Ohio State and Michigan. Coca-Cola and Pepsi. Mega Man and Dr. Wily. No matter where you look, there are rivalries. Competition, although sometimes ugly, can bring out some of the greatest accomplishments known to the unyielding opponent. They are also fun to both participate in and witness. Our amazing football team’s season could add up to nothing if they lose to Toledo. It’s as simple as that. We have several rivalries, but there is an unspoken one that I would like to both explore and amplify.
This rivalry includes every student on campus. What side are you on, you may ask? Well ask yourself how you spend your Saturday nights. Are they spent alone in your own room, or are they spent unconscious on some dude’s apartment bathroom floor? Yes, the legendary rivalry I am talking about is the classic match-up between the college students who consume alcohol on the weekends (drunks) and those who don’t (sober people).
Right off the bat you can see the problem. People who drink have so many nicknames. To name a few: drunkards, lushes, rummies and frat guys. What are sober people nicknamed? All I can think of are teetotalers, abstainers and people from Utah.
None of those nicknames are very catchy. So, for the sake of vocabulary, I will declare “sob” as a noun meaning a sober person, just so we can compare drunks and sobs without using a cumbersome lexicon.
Why should the drunks vs. sobs rivalry be more productive? Like I said before, rivalries bring out the best from each side.
Moreover, they balance out the two sides. Why do you think the New York Yankees and Detroit Tigers are no longer rival opponents? It’s because the Tigers have trouble winning games against the Mud Hens. Therefore, if the total population of drunks is remarkably more than that of the sobs, then we don’t have a fighting chance. In order to implement this rivalry and restore the balance of power in the universe, the few and proud anti-alcoholics must make some drastic changes.
It all starts with recruitment. When you come to college, you are faced with a choice. The choice is the inclusion of alcohol in your social life. Currently, drunks have young adults reeled in before they put their name on their SAT answer sheets. I feel this is where we must start. We need to advertise the fun life of a sob.
What are the advantages of not drinking on the weekends? The current perks include respect from elders, driving a car, and no headaches on Sunday mornings. These perks wouldn’t even persuade me to not drink.
We don’t want to make youngsters fall for an illusion, but rather exaggerate the fun aspect of weekends. That is what advertising is all about. In times like this, I believe that we should promise recruits that they would become skillful in the art of blackmail. With only a camera a sob could seek out embarrassing incidents all over campus and beyond. They could then use this incriminating evidence against those who drink just a little too much. We don’t want anything from them, but that feel of power over your opponent is always refreshing.
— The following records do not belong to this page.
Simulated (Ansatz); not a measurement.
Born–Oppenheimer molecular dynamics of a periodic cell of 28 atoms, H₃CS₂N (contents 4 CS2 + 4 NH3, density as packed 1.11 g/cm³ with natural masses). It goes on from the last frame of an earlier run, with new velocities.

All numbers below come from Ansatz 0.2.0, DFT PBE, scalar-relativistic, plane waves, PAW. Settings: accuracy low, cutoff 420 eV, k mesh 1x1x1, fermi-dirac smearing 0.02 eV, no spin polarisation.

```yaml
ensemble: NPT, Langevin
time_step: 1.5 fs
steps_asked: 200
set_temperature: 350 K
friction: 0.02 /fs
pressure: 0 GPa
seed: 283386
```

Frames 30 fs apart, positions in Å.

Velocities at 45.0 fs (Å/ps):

Drunken people will have their day as well. A victory to them might be something like throwing a plastic bottle full of urine out of a speeding car window onto an unsuspecting passerby. Perhaps an intoxicated individual will have more interesting stories to tell on Monday than one who was clean for the weekend. And the rivalry will be born.
Both sides can then come together in the friendly spirit of rivalry and benefit a third party. For example, our campus is “competing” against the U. of Toledo in the Blood Bowl to see who can donate more blood. (On a side note, we will have an advantage in this if we clean up after our hockey games.)
Just having everyone get plastered after a long week of classes isn’t the answer for everyone. With a well-kept rivalry between alcoholics and “soberholics,” division within the campus can keep order in the universe. If you disagree with me, then maybe you should see the pictures I have of you last weekend wearing a coconut bra and sailor hat.